The subject tries to read one: it could say either PAN or PAIN, but the loaf is cut
in half and only a portion of the word is legible. The next day the subject goes back to the
market, and asks the baker what a new loaf says. He answers it spells HUNGER. Or was
it HOMBRE, or HAMBRE? The subject cannot recall.                                           

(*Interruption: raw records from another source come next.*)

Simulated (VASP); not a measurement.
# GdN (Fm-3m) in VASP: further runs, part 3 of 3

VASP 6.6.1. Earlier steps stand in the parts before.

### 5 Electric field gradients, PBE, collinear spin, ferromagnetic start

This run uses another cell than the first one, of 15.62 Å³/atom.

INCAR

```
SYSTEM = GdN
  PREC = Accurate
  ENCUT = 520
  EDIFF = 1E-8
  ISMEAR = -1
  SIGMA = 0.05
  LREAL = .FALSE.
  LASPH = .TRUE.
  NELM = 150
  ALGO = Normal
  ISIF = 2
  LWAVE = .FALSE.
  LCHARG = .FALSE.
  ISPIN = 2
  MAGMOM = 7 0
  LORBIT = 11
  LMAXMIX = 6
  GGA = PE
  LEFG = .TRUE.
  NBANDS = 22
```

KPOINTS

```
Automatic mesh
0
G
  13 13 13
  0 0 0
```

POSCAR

Each of the dreams has an eerie urgency to it that relates to some larger question—here, it is about the slippage, linguistic and otherwise, between man (hombre) and hunger (hambre). What these poems have in common is that their wit is a response to a crisis of social structure. As noted by the Furniture Tester at the end of “View from a Monobloc Chair”: “It seems like yesterday when she spotted a couple of Monoblocs at a table where the people had left signs of preferring Scrabble over texting or browsing the internet while sitting around.” In the way this and other poems here call out distraction and disconnection, they possess a reparative edge. De la Torre is obsessed with leisure time and workplace environment, with the objects of the administered world as they condition human intimacy.

De la Torre’s inclusive poetics is all about sharing the stage, as shown by this book’s vast cast of ventriloquized characters. This sense of collectivity, of collectively implicated displaced persons, manifests in a wide and vivid range, from worried job applicants whose “English is not very well” to the Furniture Tester who “goes on sitting in uncomfortable chairs.” The other collective presence in the book is the hosts of the job fair, the Nature Theater of Oklahoma, a.k.a. “The Company,” who open and close the book. In the final poem, hilariously named, “OK, This Is It,” the Company acknowledges the absurdity of all that has occurred:

We cannot tell you what it is because we don’t have a definition for it.
Defining it would be as ludicrous as attempting to list the attributes of cloud formations worth looking at. While busying ourselves with enumerating them, the shapes would’ve already changed.
You might be thinking, Why not take pictures then? Surely they would come in handy!
Our reply, “Yes, flatten and section the sky into rectangles! And throw in the earth as well!”

The Company’s disdain for this classic poetic symbol and leisure activity serves as a launching point to articulate what the Company finds worth their time. “See, for us, it could be objects. / Odd chairs. / An egg or a dream. / Pictures on canvas or screens.” The air of summary is made crisp by clarification of the method: “We followed contradictions and our intuition (carefully calibrating randomness.)” The book has done more than that, however. De la Torre has given us a vital work by creating a structure that does not prioritize the single vexed lyric speaker but instead accommodates a range of pointed voices; by displacing the expressive voice in a way that expresses the bitter pull of our dread and the range of our laughter; by calling attention to the mechanisms by which we speak—as well as write and read—and by which we give credence. Her achievement is this brilliantly irresistible provocative body of work. The Happy End / All Welcome repackages the logically organized methods and madness of our time.